Region 1 bootstrapping values: 
 Mean: 6007352.44 
 95% Confidence Interval: (129483.32, 12311636.06) 
 Loss Probability: 2.0 % 

Region 2 bootstrapping values: 
 Mean: 6652410.58 
 95% Confidence Interval: (1579884.81, 11976415.88) 
 Loss Probability: 0.3 % 

Region 3 bootstrapping values: 
 Mean: 6155597.23 
 95% Confidence Interval: (-122184.95, 12306444.74) 
 Loss Probability: 3.0 % 



### Findings

#### Risk

Region 3 is disqualified due to having a loss percentage higher than 2.5%. Region 1 and 2 both fall below, with Region 2 only having a loss probability of 0.3%.

#### Profit

Bootstrapping suggests that Region 2 is the better choice, leading to a mean profit of `$6,652,410` whilst Region 1 averages half a million less.

#### Recommendation

Region 2 is the recommended region based on risk and profit for the above reasons. Whilst region 1 and 3 showed promise earlier in the analysis, the bootstrapping technique provided for a much higher profit than through others which only garnered results of half as much.

## Conclusion

### Data Preparation

Packages were imported and data from three regions were brought in. The data was checked for data types, missing values and duplicate values. Some duplicate values were found by determined to be present due to chance.

### Model Training

The data was split and trained to create a model. The model predicted that Region 2 and 3 would have higher volumes of oil than Region 1.

### Profit Calculation Preparation

Data about costs and revenue were introduced. The breakeven point was determined to be 111,111 barrels of oil. This was much higher than the initial averages for all three regions.
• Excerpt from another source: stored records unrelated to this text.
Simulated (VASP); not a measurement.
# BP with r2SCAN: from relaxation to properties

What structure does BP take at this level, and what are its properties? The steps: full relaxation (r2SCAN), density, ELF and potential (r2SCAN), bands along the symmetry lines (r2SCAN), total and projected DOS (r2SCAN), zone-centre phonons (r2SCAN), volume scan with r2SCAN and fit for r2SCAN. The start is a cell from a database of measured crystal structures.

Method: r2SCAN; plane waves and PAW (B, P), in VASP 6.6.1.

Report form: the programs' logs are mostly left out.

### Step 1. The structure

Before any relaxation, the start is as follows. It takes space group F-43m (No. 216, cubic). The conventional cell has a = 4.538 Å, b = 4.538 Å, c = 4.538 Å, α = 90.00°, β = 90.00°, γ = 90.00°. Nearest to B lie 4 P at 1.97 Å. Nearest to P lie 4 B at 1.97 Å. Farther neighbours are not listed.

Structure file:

### Profit Calculcation Execution

A profit function was created that found the actual volume of wells from the predicted model. Region 1 showed the most promise with a profit of around `$33 million`

### Regional Risk and Profit

Bootstrapping produced results that suggested the risk of Region 3 was too high. Region 2 was chosen as the recommended region due to higher profit at `$6.7 million`